[C] Crossroads simulator: threads, mutex, shared memory, etc...
You can not select more than 25 topics Topics must start with a letter or number, can include dashes ('-') and can be up to 35 characters long.
Skia a931452425 Add screenshot 5 years ago
.gitignore Add README.md 5 years ago
88242 iterations.png Add screenshot 5 years ago
Critical.dia Finish the README/Report 5 years ago
Critical.png Finish the README/Report 5 years ago
Makefile Add README.md 5 years ago
README.md Finish the README/Report 5 years ago
Report.pdf Add colors and Report.pdf 5 years ago
crossroad.c Make a better repartition accross the map 5 years ago
crossroad.h Make it more synchronized 5 years ago
main.c Make it more synchronized 5 years ago
map Improve crossroads 5 years ago
map.c Make a better repartition accross the map 5 years ago
map.h Make it more synchronized 5 years ago
print.c Add colors and Report.pdf 5 years ago
print.h Add basic crossroad functions and print a whole crossroad 5 years ago
utils.h Make it more synchronized 5 years ago
v_controller.c Make it more synchronized 5 years ago
v_controller.h Make it more synchronized 5 years ago

README.md


Crossroad simulator

  • Summary
  • Compiling and running
  • Data structures
  • Implementation

Summary

This projet aims to simulate four crossroads disposed in square. The purpose is to manage the vehicle stream to get a “city” working well, without any traffic light. The vehicle are thus interconnected with the road infrastructure, and everything must be synchronized.

The project must be implemented in C without any weird library, and it should make use of threads, shared memory, pipes, mutex (semaphores), etc…

The goal is to learn how to use those system, low-level functions, as asked by the course LO41 in UTBM.

Compiling and launching

Just copy the git repository and run make:

git clone https://git.libskia.so/skia/lo41.git
cd lo41
make

Then launch the program with

./crossroads

Enjoy watching vehicles on the road! :)

Data structures

The project has been made a bit like an object-oriented program, with some kinds of constructors, destructors, and data-structures related functions (a bit like methods).

Everything is made using pointers to avoid duplicating memory.

  • Map: This is the top structure, containing all the others.

  • Road: Basically a matrix of vehicle, plus the start and end crossroad.

  • Crossroad: Four input roads and four output road, plus a buffer of vehicles.

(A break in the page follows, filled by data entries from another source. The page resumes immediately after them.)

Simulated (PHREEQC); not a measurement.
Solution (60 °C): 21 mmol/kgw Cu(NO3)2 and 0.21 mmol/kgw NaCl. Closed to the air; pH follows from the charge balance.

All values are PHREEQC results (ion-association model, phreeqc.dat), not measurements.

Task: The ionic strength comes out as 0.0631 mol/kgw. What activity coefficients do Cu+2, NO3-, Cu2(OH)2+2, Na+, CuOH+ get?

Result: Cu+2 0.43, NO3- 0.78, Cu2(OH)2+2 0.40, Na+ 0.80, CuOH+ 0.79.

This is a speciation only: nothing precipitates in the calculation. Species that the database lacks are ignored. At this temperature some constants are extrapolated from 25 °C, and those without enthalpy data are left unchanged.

  • Vehicle: Its current road, its speed, its current lane and offset on the road.

  • Fleet: A list of vehicle of the same type. There is one fleet per controller thread.

Critical sections

The most critical sections are the roads: they are the only datas that are used by all the threads. That’s why the map contains an array of mutex to lock each road independently, in order not to fall into an deadlock situation.

Another critical section, which is less critical, is the map itself, but it is locked only during the initialization phase of the threads, and is then not needed anymore until SIGINT is received, when everything needs to be freed.

Figure 1 in annex is a Petri net illustrating how the mutex on a critical section would work with four thread. The four mutex states represent always the same mutex protecting the critical section.

Implementation

There are seven threads, in addition to the first main process:

  • Four for the different crossroads

  • Three for the three different types of vehicle (mainly the speed changes for now)

Once the program is run, it will keep working until receiving a SIGINT (^C) signal. This is of course made using sigaction.

Everything is synchronized around the map structure, instanciated only one time, and the list of roads, containing the vehicles.

The thread routines

All the threads are launch in the main process, and have a function that loops forever until the run variable is set to 0. That happens when the main function catches the SIGINT signal, which calls then the ending function of the program after freeing everything.

The loop is based on a clock using usleep(). The threads don’t need to be synchronized, since mutex are used for critical sections access.

Crossroads

The main function of a crossroad is to pop the stacked vehicles at the end of its input road, store them into its buffer to simulate the time taken to cross it, then put the stored vehicles on the right road, looking at the vehicle’s goal.

Choosing the right path

The goal of a vehicle is implemented as an integer following the next conditions:

  • goal/10 is the id of the last crossroad to be crossed
  • goal%10 is the id of the last road before the exit

There are two cases:

  • The vehicle is on its last crossroad and just needs to be send to the exit.

In that case, the direction is given by the following formula: D=(goal%10)%4 We get something between 0 and 3, and just define when building the map, that UP=1, DOWN=2, LEFT=3, RIGHT=0.

  • The vehicle is not on its last crossroad: we just send it to the less loaded neighbor.

The used map is the following:

               UP: 1
     
               5    1
               |    |
          3 -- 0 -- 1 -- 4
LEFT: 3        |    |      RIGHT: 0
          7 -- 2 -- 3 -- 0
               |    |
               2    6
     
               DOWN: 2

Vehicle controllers

The purpose of those three threads is to manage a fleet of vehicles. Every loop, all the roads are scanned, and the contained vehicles on a given road are stepped forward. Then the next road is scanned, and so on until all the roads have been checked. The whole operation is repeated every clock time.

Main loop

The loop in the main process just perform the displaying of the map.

Printing the map

This has been made easily by allocating a chunk of memory, so basically a big matrix. Then some generic functions have been implemented to write a road, or a crossroad, in the given chunk, at the given coordinates, and for the given direction and orientation.

That way, a crossroad just prints itself and its adjacent roads by computing their coordinates with respect to their length, width, and position.

Finally, printing the map just requires printing the four crossroads at the right place.

Then the whole chunk is displayed in the console output and freed.